Free language school in Vietnam teaches generosity


By Marianne Brown, Voice of America



HANOI—For a few hours most afternoons, you can find 24-year-old Pham Minh Dap selling balloons and children’s toys outside Hoa Binh park in central Hanoi.







Free language school in Vietnam teaches generosity




Pham Thi Trang, right, studies Japanese at a free language school set up by a street vendor in Hanoi, Vietnam, Aug. 7, 2014. (Voice of America)


He has worked as a street vendor here for five years, along with roughly 30 of his relatives who come from a poor village of rice farmers in Thanh Hoa province. Each day he makes about $5.


“Every Sunday morning, I go to Dong Xuan market, I buy the balloons,” Pham said. “I bring home and put the air in the balloon and hang it on my bicycle. The customers,  they see and they buy.”


Dap has another job, too. Earlier this year, he and his brother set up Stand By You, a language center with volunteer teachers offering free lessons to poor students in Hanoi, a place where education is often seen as a way out of poverty.


Rent and other expenses add up to around $500, or 10 million dong, each month. Dap contributes around $150 from his earnings as a street vender and private-language tutoring. His brother matches that with money earned from his work as a secretary. The rest comes from friends and a fee of 25-to-50 cents, or 5,000 to 10,000 dong, per class for advanced students.
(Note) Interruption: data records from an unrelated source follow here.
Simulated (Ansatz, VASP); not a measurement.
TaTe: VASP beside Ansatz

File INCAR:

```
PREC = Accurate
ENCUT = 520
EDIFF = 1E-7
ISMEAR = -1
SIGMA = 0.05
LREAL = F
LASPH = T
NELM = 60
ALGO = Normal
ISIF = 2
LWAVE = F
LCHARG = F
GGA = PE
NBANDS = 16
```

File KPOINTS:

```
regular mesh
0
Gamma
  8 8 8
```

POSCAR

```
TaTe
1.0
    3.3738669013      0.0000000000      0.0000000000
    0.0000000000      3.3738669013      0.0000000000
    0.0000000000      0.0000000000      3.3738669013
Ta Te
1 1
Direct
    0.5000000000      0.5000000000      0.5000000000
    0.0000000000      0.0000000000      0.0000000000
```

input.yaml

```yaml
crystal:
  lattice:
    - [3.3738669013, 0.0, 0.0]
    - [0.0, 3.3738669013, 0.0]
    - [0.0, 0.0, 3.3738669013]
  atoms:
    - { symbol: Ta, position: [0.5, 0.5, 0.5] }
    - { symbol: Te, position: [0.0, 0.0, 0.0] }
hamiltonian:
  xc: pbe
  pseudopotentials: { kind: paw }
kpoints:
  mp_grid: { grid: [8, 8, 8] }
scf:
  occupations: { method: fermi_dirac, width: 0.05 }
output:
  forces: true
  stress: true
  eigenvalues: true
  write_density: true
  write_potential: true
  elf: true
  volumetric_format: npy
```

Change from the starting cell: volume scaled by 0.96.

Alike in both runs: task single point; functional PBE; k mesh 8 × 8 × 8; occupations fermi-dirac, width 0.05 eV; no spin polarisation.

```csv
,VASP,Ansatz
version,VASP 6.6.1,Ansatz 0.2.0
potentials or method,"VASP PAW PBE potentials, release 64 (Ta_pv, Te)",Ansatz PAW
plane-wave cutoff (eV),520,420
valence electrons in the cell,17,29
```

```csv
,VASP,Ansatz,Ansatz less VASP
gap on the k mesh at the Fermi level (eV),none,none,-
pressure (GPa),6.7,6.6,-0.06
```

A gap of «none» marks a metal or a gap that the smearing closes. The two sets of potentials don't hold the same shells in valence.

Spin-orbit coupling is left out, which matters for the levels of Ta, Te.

Free foreign-language training


The aim is to help students who would otherwise have no opportunity to learn a foreign language. Most come from agricultural communities and face challenges in covering city rents, food and other expenses.


It’s “here just for students who don’t have money,” Dap said of the free school. “… Their parents are farmers. Farmers are really poor in Vietnam.”


While the percentage of impoverished Vietnamese people has fallen from 58 percent in 1993 to 14.5 percent as of 2008, according to the World Bank, rapid economic growth has contributed to rising inequality in income and opportunities.


But unemployment among college graduates remains a persistent problem, with one in 10 university graduates unemployed, according to local media.


Last year, Pham Vu Luan, minister of education and training, blamed their unemployment on universities failing to teach the kinds of skills employers need.